The best way to save / invest is automatically. You just get used to the lower paycheck. For a while I was living pay check to pay check intentionally. I wasn’t really broke as I was maxing my 401K, but I would be like “well lets hit up the dive bar for happy hour instead of the fancy bar as I have $300 in my account until Friday”.
I don’t know when I’ll retire, but I would like to be financially in a position to not really need income, or need very little income.
Check out this guy’s blog:
He doesn’t post much, but I think it has helped me quite a lot over the last couple years. He is a pretty good writer too.
He may not be nailing every last detail but that dude is a stud! So few 35-year-olds could have a paid off $700K house. We’re also around $200K and no chance we’ll have that net worth in six years (when I’m his age). Very impressive.
This is the key IMO. I’m always reminding the wife that we used to live on less than $20K lol. There’s no reason our life needs to keep on getting more expensive; we have plenty.
Many blue collar people live a good life but don’t save much. If you live at that standard with a high income, you will most likely be rich. That is basically the mmm message which I agree with. Hard to do though.
Yea for sure, I’ve got such a different outlook on finances now, whilst I was blessed with some good financial timing and choices, I lived in debt, permanently, and never even counted the cost (a lot of it was interest free and I just kept switching it around) but I lived in my overdraft and had 10s of thousands on credit cards, interest free purchases etc. Never thought about clearing debt, just servicing it and everything went on some sort of finance.

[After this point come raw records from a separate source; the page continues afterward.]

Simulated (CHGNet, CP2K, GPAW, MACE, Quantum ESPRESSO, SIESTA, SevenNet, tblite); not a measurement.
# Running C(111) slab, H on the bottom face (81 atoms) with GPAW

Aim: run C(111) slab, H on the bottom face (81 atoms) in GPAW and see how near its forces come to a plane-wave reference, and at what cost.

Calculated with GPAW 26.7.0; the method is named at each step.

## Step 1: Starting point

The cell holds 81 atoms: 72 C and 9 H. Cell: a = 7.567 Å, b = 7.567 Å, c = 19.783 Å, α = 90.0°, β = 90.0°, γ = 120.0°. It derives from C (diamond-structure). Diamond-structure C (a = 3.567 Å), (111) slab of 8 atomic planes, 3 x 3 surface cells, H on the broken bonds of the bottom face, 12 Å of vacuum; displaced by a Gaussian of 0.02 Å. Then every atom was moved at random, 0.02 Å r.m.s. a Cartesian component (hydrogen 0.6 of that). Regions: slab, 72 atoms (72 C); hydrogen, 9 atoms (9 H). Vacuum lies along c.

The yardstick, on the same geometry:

Mr MM’s your debt is an emergency post was illuminating. Can’t wait to shed the rest of this millstone of debt and start growing my early retirement fund!
I’ve recommended it to some people who I know or hope will heed the advice, I would love to be able to go back in time and see what I could have done if I’d had this mindset from my 20’s purely for interests sake (I don’t do regret, you can’t change the past plus every choice I made makes me who I am today and I am happy with that).
That’s fantastic you’re pretty young for that right?
Yes his writing style definitely resonated with me, because I the stoic philosophy intellectually (no claims to live it out at all haha).
This is true and probably the best type of advice for most, however I’d rather be told the most optimal and work out what I’m going to do with that info, ultimately I’ll end up making changes that make it less optimal anyway so it’s best (for me) to start at the top and aim high than start lower and aim to work up, I know traditional finance stuff has never struck a chord with me the way Mr MM has (I’ve previously read FIRE stuff and immediately dismissed it as an impossibility for me, but he’s changed my mind, in just a few short blog posts - although I read the entire site within a few weeks and was disappointed to find I was finished haha).
100% this - over the past 12 years my income has quadrupled (it was minimum wage 12 years ago, so it’s still not super high but substantially better) and I was more in debt than ever, cars holidays houses (and the upgrades to house, which probably added more to NW than removed) none of which were super luxurious, but none of which I paid for outright, so none of which I could afford in essence. That was eye opening after working things out from reading Mr MM.
Yea definitely, particularly when you’ve got a family, they may not always be on board and it’s hard to balance being unnecessarily tight to the point where it makes the present much less pleasant, with ensuring you’re being careful enough for the future - that’s going to look different for everyone. But the core Mr MM message is you don’t need to buy so much crap or live such a wasteful life and if you’re sensible you’ll probably end up fairly weathly as a side effect.
My opinion is Ramsey’s way is better for people who have issues controlling their spending and just need to get their finances together, get their credit cards paid off, get a little cash in the bank etc. But I think his methods start limiting people after that
MMM is definitely better once you start really saving some money and are good with paying off cards, etc. I’ve gotten probably 700K points if not more at this point and tons of free trips through credit card hacking. Ramsey’s method would never allow for that
Ah I wish I had a good answer for the best cards these days but I don’t. I have the chase sapphire and a couple of the business ones but I think the rules for opening business ones have gotten a lot stricter. You used to be able to just use your name as the company name and SSN as the tax ID and they’d accept it.
We haven’t been spending enough to be able to hit the spending limits lately so I haven’t really done much research into them in the last 6+ months. I usually find good recommendations between MMM and some of the ChooseFI or financial independence groups since they are super into that kind of stuff.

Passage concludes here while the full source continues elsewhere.